Transcript of
Epping Forest Arbitration Proceedings 03/11/1880
Page 15
Samuel Willingale, Sworn
Examined by Mr Cave
165 Do you live at Baldwins Hill, Loughton
Yes
166 How old are you?
Forty
167 Have you lived at Loughton all your life
Yes
168 Have you lopped trees in the forest?
Yes
169 When did you begin to do that
In November, the 11th, night
170 I mean how old were you when you first did it?
I used to go along with my father there when I was seven or eight years old, to draw it together and fetch it home after he has got it, in my young time.
171 Have you cut it since that time pretty regularly?
Yes
172 Where did your father live?
At Golder’s Hall, Baldwin’s Hill
173 How much wood do you suppose was burnt in your house at first; I mean that your father burnt? In my fathers time?

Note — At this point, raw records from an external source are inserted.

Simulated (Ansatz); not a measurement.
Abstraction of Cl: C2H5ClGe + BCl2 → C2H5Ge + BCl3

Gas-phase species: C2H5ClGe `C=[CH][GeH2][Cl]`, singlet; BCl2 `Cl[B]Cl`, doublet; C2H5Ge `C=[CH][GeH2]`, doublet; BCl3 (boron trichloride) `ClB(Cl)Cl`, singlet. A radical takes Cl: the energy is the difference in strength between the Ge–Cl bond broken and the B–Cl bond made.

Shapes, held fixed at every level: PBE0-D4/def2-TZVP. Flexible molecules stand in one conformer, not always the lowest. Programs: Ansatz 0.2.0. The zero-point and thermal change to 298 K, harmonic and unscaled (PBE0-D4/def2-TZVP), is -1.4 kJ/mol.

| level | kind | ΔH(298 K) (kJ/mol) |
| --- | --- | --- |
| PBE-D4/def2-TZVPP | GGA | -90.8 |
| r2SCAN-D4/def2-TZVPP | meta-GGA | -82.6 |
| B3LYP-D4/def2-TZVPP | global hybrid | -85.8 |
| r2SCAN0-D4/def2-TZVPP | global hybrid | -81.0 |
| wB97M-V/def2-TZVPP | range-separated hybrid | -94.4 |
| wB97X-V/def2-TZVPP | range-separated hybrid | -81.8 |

174 Yes in your fathers time
I would say between 30 and 40 heaps
175 What do you mean by a heap?
A slid
176 At that time did you burn anything else except this wood?
No, father used to ask the keeper there for a dead tree, and then he would give him a dead tree to go and fetch out of the Forest – what was dead at that time
177 Except the dead trees, you only burnt this wood which you lopped?
No
178 Of late years have you burnt coal as well?
Yes we have burnt coal of late years
179 When did you begin to burn coal?
I should say pretty well 20 years ago
180 Have you also gone lopping to the present time?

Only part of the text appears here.